By Kevin McGill
Associated Press
NEW ORLEANS (AP) — Facing opposition from a powerful industry, the governor and many in the Legislature, a New Orleans-area flood board’s lawsuit against dozens of oil, gas and pipeline companies seemed doomed early on.
But that was roughly 15,000 billable hours ago.
That ever-growing number means ever-increasing pressure on opponents of the lawsuit, filed in the summer of 2013, to let it run its expensive course and hope that the energy companies win.
The Southeast Louisiana Flood Protection Authority-East filed the lawsuit seeking damages over damage done by dredging and drilling to the coastal wetlands that protect New Orleans from hurricanes. Lawyers who took the case on the board’s behalf signed a contingency contract under which they collect big — from 22 to 32 percent — if they win in a case that could mean hundreds of millions, even billions of dollars for coastal restoration efforts.
They collect nothing if they lose.
But there is also a so-called “poison pill” in the contract. If the lawsuit is halted prematurely, the lawyers get paid for their time and expenses. Former SLFPA board member John Barry has defended that provision not only as a means of isolating the suit from political and industry pressures but also to make sure attorneys working on the case are treated fairly by the board that hired them.
A halt to the lawsuit remains a possibility.
Gov. Bobby Jindal, who fiercely opposes the lawsuit, has been able to replace four of the nine-members on a SLPFA-E board that once was solidly behind the suit. (Barry, a historian and author of a book on the great Mississippi river flood of 1927, was one of the first to go.) More lawsuit supporters’ terms will expire next year.
Another threat to the suit is a law the Legislature passed this year aimed at killing the lawsuit retroactively. That law’s constitutionality is in question, with the state Supreme Court and the federal judge in charge of the SLPFA-E suit expected to weigh in at some point.
Meanwhile, the legal fee meter keeps ticking.

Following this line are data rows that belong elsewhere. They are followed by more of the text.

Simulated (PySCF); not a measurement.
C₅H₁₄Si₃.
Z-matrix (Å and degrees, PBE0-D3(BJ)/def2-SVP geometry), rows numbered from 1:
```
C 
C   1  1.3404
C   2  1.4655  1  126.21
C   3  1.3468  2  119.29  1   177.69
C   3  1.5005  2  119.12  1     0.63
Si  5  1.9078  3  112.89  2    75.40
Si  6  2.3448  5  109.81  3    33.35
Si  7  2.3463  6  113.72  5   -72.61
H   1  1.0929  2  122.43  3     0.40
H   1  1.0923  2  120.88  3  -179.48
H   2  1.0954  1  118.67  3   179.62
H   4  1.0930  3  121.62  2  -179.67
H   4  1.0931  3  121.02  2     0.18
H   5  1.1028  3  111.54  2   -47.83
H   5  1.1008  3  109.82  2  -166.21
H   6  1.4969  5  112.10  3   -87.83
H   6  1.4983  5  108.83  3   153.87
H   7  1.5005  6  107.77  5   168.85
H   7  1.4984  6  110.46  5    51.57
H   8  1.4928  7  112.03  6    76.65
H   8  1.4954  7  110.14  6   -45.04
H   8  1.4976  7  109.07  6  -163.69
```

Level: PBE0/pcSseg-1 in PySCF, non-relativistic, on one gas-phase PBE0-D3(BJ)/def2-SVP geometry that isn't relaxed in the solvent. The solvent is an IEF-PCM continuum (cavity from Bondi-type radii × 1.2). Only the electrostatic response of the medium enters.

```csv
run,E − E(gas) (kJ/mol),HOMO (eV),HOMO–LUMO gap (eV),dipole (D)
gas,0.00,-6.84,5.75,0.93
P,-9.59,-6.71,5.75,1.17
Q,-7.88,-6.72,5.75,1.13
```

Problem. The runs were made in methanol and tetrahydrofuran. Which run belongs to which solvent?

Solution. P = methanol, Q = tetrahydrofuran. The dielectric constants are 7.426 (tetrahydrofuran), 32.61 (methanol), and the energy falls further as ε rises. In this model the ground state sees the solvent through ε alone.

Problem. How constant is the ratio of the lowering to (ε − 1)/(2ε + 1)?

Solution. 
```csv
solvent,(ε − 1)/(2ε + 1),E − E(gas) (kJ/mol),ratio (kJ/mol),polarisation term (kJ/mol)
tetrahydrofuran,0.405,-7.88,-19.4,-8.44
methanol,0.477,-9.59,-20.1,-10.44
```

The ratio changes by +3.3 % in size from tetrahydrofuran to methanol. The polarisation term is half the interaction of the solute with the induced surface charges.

At a question-and-answer session in New Orleans last week, sponsored by The Lens, an independent news organization, a leader of attorneys pursing the suit for the board estimated that expenses now total around $2 million.
Gladstone Jones said billable hours, as of September, were close to 15,000. He said rates vary among the various lawyers and staff working on the lawsuit from a low-end of $200-$300 an hour to the high-end $700-$800 per hour.
Throw in the $2 million in expenses and that means killing the lawsuit would cost the SLPFA-E somewhere between $5 million and $14 million. For now.
Jeff Angers, one of the more recent Jindal appointees, is sticking to his opposition to the lawsuit and says he will vote to kill it if the opposition arises. “It think it’s bad public policy,” Angers said last week during a meeting of the board. He revisited a litany of complaints lawsuit opponents have lodged since the lawsuit was announced, including the lack of public notice before the suit was filed. “It’s not what this authority is supposed to be about,” he said.
Another Jindal appointee, Tyrone Ben, has voted to rescind the suit in the past. However, with the cost of the poison pill growing, he acknowledged in a Thursday interview that he was more amenable now to letting the suit continue, especially if courts reject the Legislature’s law aimed at killing it.
“Heavily,” he said when asked if the growing cost of the lawsuit would weigh on his decision.
“Fundamentally, I’m against it,” he said. “But, I mean, hey, if there’s benefit for us and it’s legal to proceed, then if we benefit the whole state benefits. I’m not going to be stubborn about it.”